Android Software

Samsung One UI 7.0 OTG issues

Recently, my Samsung Galaxy Tab A9+ got an update to One UI 7.0 (Android 15) and with that update I lost OTG functionality. I had to reboot the tablet in order to be able to access any OTG device. For this particular problem Google was pretty useless, with one bright spark even recommending formatting the flash drive. The drive worked perfectly, with the same OTG cable, on my phone. The same combination also worked perfectly with One UI 6.1 on the same tablet, so something in the update caused the problem.

As I mentioned, rebooting the tablet allowed the OS to pick up the OTG device as soon as it was plugged in. However, having to reboot the device every time I wanted to use a flash drive would drive me insane given how long modern Android versions take to boot.

Searching the settings for OTG yielded nothing, so I had to try something else to find the problem.

One of the things I tried in order to find a solution, was first activating Developer Options to see if one of the settings under the Default USB configuration would achieve anything.

Default USB configuration

None of these were set, so I tried them all (except Charging phone only). None of them had any influence on the problem. I left it set on Transferring files as there was no way to switch them all off again.

So, the next thing I tried was searching for USB in the device settings. The first hit was a security setting, but the wording intrigued me:

To protect your data, prevent USB devices from connecting when your tablet has been locked for more than an hour.

USB setting under the Security settings

I switched this off, but still had no OTG connection. However, I realised from having to reboot, that once this setting kicked in, the only way to reset it was to reboot. After rebooting, the OTG connected and would reconnect, regardless of the time between uses of the OTG.

This strongly suggests that One UI 7.0 introduces a persistent USB security or power-management state that is not cleared when the device is unlocked, only on reboot.

(9 June 2025)

Update

Unfortunately, my fix mentioned above does not always work. Samsung has done something really weird with One UI 7 and the OTG functionality. A workaround I found by accident is after rebooting the device, plug in the OTG cable (with a flash drive connected) and immediately pull it out without accessing the drive. This throws up an error:

A USB storage device was removed unsafely. To prevent your tablet from restarting unexpectedly, save unsaved data and restart now.

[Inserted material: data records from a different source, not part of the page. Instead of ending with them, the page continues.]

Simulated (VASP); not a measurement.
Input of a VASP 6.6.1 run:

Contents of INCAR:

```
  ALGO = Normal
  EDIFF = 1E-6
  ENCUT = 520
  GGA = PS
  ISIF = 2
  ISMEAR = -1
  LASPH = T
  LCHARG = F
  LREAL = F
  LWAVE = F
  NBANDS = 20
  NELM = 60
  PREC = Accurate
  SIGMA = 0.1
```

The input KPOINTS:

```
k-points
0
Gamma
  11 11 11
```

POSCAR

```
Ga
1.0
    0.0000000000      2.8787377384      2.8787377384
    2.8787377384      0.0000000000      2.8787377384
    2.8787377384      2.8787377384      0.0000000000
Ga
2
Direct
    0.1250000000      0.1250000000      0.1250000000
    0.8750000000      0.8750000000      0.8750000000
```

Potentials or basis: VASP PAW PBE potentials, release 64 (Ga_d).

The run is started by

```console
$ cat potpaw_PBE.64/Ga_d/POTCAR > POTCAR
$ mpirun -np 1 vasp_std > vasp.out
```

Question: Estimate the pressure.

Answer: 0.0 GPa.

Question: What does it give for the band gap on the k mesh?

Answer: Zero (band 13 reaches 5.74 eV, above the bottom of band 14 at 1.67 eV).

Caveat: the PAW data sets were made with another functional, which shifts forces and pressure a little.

Do not restart. This error seems to keep the port open and the OTG device could still be accessed for more than a week after the error was triggered.

On using the USB port with an OTG device, the OTG notification for unmounting the device is still given and works as expected. The existing unsafe removal notification remains even after the OTG device is removed.

Showing OTG notifications

This fix is also not foolproof as it fails occasionally. If it does fail a reboot will restore OTG functionality.

(23 September 2025)

Concluding remarks

This seems to be one of those cases of "Google/Microsoft/Samsung/whoever knows what's best for you™", where something works well, but the analysts feel that they need to do something to protect the masses from who knows what. In making these changes, they break things due to inefficient and ineffective programming and testing.

All the major software companies are pushing cloud storage. However, as mentioned elsewhere, cloud storage does not always work. Having data on a flash drive is just as portable as cloud storage.

(23 September 2025)

Update: One UI 8 Stability

Under One UI 7, OTG would consistently fail within a maximum observed uptime of nine days, requiring a reboot to restore functionality.

Since upgrading to One UI 8, there was one OTG failure shortly after the upgrade (documented in the Bixby chronicle). Following that incident, the device reached six weeks of uptime with no further OTG issues.

A system notification prompting a reboot for “optimisation” was intentionally deferred for testing purposes during that six week period. The device was rebooted after a security upgrade, thus ending the test.

This suggests that the underlying OTG stability problems observed in One UI 7 have been addressed in One UI 8.